Just for Fun

Solving Scrambled-Word Puzzles

 Just for Fun, Statistical Programming  Solving Scrambled-Word Puzzles已关闭评论
10月 152010
 
Have you ever been stuck while trying to solve a scrambled-word puzzle? You stare and stare at the letters, but no word reveals itself? You are stumped. Stymied.

I hope you didn't get stumped on the word puzzle I posted as an anniversary present for my wife. She breezed through it.

In a previous post, I showed that you can scramble and unscramble words by using permutations. I also showed that you can generate the set of all permutations on N elements. By putting these techniques together, you can write a SAS/IML program that solves scrambled-word puzzles.

Here's what you need:

A Dictionary of Words

In this internet age, it is easy to obtain a file that contains a dictionary of words. Some word lists are small. For example, the "Unix dictionary" contains just over 25 thousand entries. Others are quite a bit larger. I like the official Scrabble™ player's dictionary (OSPD) because it limits itself to words with eight or fewer letters.
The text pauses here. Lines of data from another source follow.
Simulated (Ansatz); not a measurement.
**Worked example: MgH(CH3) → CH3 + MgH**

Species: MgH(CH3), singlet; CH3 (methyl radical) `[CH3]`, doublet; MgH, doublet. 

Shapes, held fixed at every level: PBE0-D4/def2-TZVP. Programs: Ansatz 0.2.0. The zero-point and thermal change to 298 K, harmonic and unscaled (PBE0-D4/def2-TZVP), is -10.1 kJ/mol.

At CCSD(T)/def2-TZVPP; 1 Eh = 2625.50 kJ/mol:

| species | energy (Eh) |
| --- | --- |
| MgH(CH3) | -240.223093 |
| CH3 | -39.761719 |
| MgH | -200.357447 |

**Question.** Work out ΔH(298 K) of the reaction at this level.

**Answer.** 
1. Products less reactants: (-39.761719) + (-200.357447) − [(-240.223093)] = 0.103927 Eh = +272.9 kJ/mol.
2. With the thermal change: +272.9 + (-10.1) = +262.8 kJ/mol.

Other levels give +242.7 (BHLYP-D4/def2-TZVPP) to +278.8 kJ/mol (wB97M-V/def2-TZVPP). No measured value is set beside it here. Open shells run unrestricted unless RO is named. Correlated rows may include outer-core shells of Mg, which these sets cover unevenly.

Download your favorite wordlist and name the file "wordlist.txt." I used the following DATA step code to convert the word list to a SAS data set:

filename wordlist 'C:\Documents and Settings\...\wordlist.txt';
data Dictionary;
   /** keep first 8 chars unless you need longer words **/
   length word $8.; 
   infile wordlist;
   input word $;
run;

A SAS/IML Program to Unscramble Words

Suppose you have a list of 5- and 6-letter scrambled words that you want to unscramble. For this example, I will use the following set of scrambled statistical words:

proc iml;
target = upcase({NAGER, RRREO, ORRCDE, LROANM});
print target;

target

NAGER

RRREO

ORRCDE

LROANM

You can read the dictionary and the permutations into SAS/IML matrices:

/** read word list; convert to uppercase **/
use Dictionary; read all var {Word}; close Dictionary;
Word = upcase(Word);

/** read permutations for 5- an 6-letter words **/
use perm5; read all var _NUM_ into p5; close perm5;
use perm6; read all var _NUM_ into p6; close perm6;

The following algorithm unscrambles the words:

free solution;
do i = 1 to nrow(target); /** for each word **/
   w = strip(target[i]);
   if length(w)=5 then p = p5; 
   else p = p6; /** use permutation for N elements **/
   idx = loc( length(Word) = length(w) );
   list = Word[idx]; /** limit word list **/

   foundWord = 0;  /** how many permutations result in a word? **/ 
   do n = 1 to nrow(p) while (foundWord<=3); /** for each permutation **/
      perm = p[n, ];  
      s = PermuteChars(w, perm); /** apply permutation **/
      idx = loc(list = s);       /** check if this is a word **/
      if ncol(idx)>0 then do;    /** remember solution **/
         foundWord = foundWord + 1;
         solution = solution // (s + " is a solution for " + w); 
      end;
   end;
end;
print solution;

solution

REGNA is a solution for NAGER

RANGE is a solution for NAGER

ANGER is a solution for NAGER

ERROR is a solution for RRREO

ERROR is a solution for RRREO

ERROR is a solution for RRREO

ERROR is a solution for RRREO

CORDER is a solution for ORRCDE

CORDER is a solution for ORRCDE

RECORD is a solution for ORRCDE

RECORD is a solution for ORRCDE

NORMAL is a solution for LROANM

You can see that people who create scrambled-word puzzles need to be careful that there are not two or more permutations that each lead to valid words. For the letters NAGER, both RANGE and ANGER are common words that solve the puzzle. (I'd exclude REGNA.) Also notice that words with repeated letters, such as RRREO, are easier to solve in the sense that there are multiple permutations that unscramble the letters

So next time you are stuck, just fire up this SAS program to solve scrambled word puzzles.